Baudelaire has a word for what I have been doing for weeks now: Flaneur. Baudelaire was a French poet who coined the word, to mean to “stroll” or “to lounge” – all with the aim of observing things around or those one passes by.


Baudelaire appears to be the most appropriate inventor of the said word because to him is attributed the quote “What strange phenomena we find in a great city, all we need do is stroll about with our eyes open. Life swarms with innocent monsters.”


What he means by great city is discoverable: he lived in Paris. We in Bicol or in Naga would not really, for the sake of wisdom and humility, call our city a great one. We love it for what it is – landlocked, small, and dependent on the other towns to make it subtly interesting and to make it great in terms of population.


What is difficult to grasp is the French poet’s idea of life abounding with innocent monsters. Perhaps, these are places and people not aware they are causing harm on people passing by: a park that should have more than 15 martyrs? A church beside that park that should have been renovated more with taste? More currently, traffic lights that should serve us more with ease?


Or, could Baudelaire be talking about the past that comes alive when we start strolling around our city. I will go with this option especially that Baudelaire is often quoted as saying, “Remembering is only a new form of suffering.”


Perhaps, suffering is much too great a verb to describe what I felt upon encountering the names of streets and places. I do not suffer when I see these names that have been decided upon by the city and a particular administration, or by the owners of a subdivision. I will not be judging these decisions but I am free to read into these choices.


We are what we name things.


I have reason for doing this: I am not a historian. A historian will go to any lengths to find the narrative of the past and there be sufficiently glorified with the fact of yesteryears. That does not make sense to me. As an anthropologist, I look at what is around and find the pattern of how they were named.

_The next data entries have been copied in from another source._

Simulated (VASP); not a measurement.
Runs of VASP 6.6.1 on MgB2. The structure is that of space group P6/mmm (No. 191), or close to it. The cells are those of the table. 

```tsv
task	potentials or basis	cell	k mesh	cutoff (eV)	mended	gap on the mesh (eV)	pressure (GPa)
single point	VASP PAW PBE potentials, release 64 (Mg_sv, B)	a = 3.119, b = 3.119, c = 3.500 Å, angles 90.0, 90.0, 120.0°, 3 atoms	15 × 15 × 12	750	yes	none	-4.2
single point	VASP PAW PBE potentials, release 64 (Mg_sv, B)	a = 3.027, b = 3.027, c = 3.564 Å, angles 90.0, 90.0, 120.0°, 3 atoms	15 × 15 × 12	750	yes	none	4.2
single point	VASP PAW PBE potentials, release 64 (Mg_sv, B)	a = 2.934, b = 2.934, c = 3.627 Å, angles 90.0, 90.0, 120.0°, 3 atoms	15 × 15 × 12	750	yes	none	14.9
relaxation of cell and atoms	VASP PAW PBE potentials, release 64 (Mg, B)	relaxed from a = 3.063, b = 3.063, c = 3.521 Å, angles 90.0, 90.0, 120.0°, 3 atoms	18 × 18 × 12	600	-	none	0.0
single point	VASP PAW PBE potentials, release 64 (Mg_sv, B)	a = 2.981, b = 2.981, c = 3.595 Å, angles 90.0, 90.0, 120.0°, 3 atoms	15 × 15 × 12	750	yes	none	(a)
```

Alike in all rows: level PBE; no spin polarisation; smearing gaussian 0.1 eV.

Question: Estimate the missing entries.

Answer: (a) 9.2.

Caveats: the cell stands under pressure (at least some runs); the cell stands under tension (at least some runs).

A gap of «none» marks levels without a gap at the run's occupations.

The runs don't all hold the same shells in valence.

The universe of a particular city is circumscribed by the terms and names available to them. Flowers, trees, heroes, events. The city – as represented by its leaders and cultural workers – has all the options at its disposal and no one can stop it from naming streets after places that, maybe do not have any relevance locally. What it does with that power speaks then of the kind of city it is and the level of management it offers.


Thus, we have Reno Streets, and further up you have Gen. San Street, Lucena St., Parañaque, and Cotabato. Your mind comes alive because one street is not a Philippine city. But, then who cares.


On another situation, my brother was asking me what happened to Calle Natong? It was a street that meandered from one of the interiors of Bagumbayan Street and sort of crossed into a dead-end. Then. If you dared to cross the swampy area, you would reach an interior street that parallels at present a small street named Mother Francesca St. (who is she?) Is that parallel street the once-glorious Calle Natong?


But, I do not see that name; what I see is this passage with the most lyrical name, Cathedral Street. That gives me to two problems: what did they do to Calle Natong and where did all the “natong” go?


I am sparing myself of the hideous puzzle of having a street named after a Cathedral that is on another street.


Charles King, author of Gods of the Upper Air, a book that deals with “a circle of renegade anthropologists” who reinvented race, sex and gender in the twentieth century, has this to say: “There was no need for nostalgia about the past if you could uncover the kaleidoscopic richness of the present.”


Therefore, let’s deal with Naga and let us confront the names it has legalized (or are they all legal?) to mark the passages, interiors, shortcuts, avenues, drives, and streets of this city-town.